This diver is one of three diver species visiting Ireland in winter, including the black-throated and the red-throated. With their feet located far back on the body these birds are excellent swimmers, propelling themselves on and below water with ease, but the trade-off is their poor walking ability as their heavy bodies fall forward.

The black-throated loon (Gavia arctica)
. (Oleg Kovtun/Getty Images)

Although the precise origin of the word ‘loon’ is unknown, it seems the name is most likely linked to ungainly walking. Multiple sources suggest the word comes from either the Old English, ‘lumme’, or Old Norse, ‘lama’, both of which are close to ‘lame’, pointing to the birds’ clumsiness or awkwardness on land.

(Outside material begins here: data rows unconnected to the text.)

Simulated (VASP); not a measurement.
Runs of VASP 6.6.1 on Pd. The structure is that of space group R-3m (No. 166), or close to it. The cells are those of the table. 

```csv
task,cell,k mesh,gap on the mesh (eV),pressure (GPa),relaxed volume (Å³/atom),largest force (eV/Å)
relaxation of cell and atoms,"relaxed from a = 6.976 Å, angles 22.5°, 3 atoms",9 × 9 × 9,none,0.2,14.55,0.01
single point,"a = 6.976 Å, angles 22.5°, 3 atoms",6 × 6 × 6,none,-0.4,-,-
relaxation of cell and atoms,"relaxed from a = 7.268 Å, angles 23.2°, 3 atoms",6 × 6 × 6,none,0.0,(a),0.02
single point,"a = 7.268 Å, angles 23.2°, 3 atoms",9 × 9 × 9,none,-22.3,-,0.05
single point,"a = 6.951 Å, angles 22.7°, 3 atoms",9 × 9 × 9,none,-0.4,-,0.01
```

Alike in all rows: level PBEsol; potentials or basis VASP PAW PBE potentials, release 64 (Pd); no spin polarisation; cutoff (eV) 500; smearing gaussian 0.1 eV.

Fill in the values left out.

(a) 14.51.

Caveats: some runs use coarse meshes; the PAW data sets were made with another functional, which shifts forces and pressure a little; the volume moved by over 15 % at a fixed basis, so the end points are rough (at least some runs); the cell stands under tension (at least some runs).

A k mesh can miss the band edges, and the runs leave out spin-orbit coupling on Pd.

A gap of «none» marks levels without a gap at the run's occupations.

One of the great northern diver’s Irish names is Lóma mór, ‘big loon’. In its northern breeding territories, native people have local names for Gavia immer, often reflecting folklore and mythical tales associated with it.

In their paper, Great Northern Diver (Gavia immer) in Circumpolar Folk Ornithology 2005, Svanberg and Ægisson, Uppsala University, Sweden, include a folktale on how the loon came to look and walk as it does.

Common Loon (Gavia immer) Rising out of Water on a Misty Lake - Ontario, Canada
. (BrianLasenby/Getty Images/iStockphoto)

One of the oldest known Inuit versions of the story was documented by Henrik Christopher Glahn, a missionary priest, in 1768. The story tells how after a chance meeting, a raven and loon agreed to tattoo each other, which became quite difficult when the raven would not keep still.

The loon said, “If you don’t keep still, I will pour the soot I’m using all over you”.

Losing patience, the loon finally poured the soot all over the raven and hastily ran off. Displeased, “the raven picked up fire stones and threw them at the loon”, which struck the bird on the thighs causing it to sink down, leaving it almost unable to walk.

From that day, all ravens are black, and all loons are clumsy on their feet.

I hope after receiving safe harbour here in Ireland, these resilient birds of the north will safely return to their breeding grounds and the good care of the Inuit people of the high Arctic.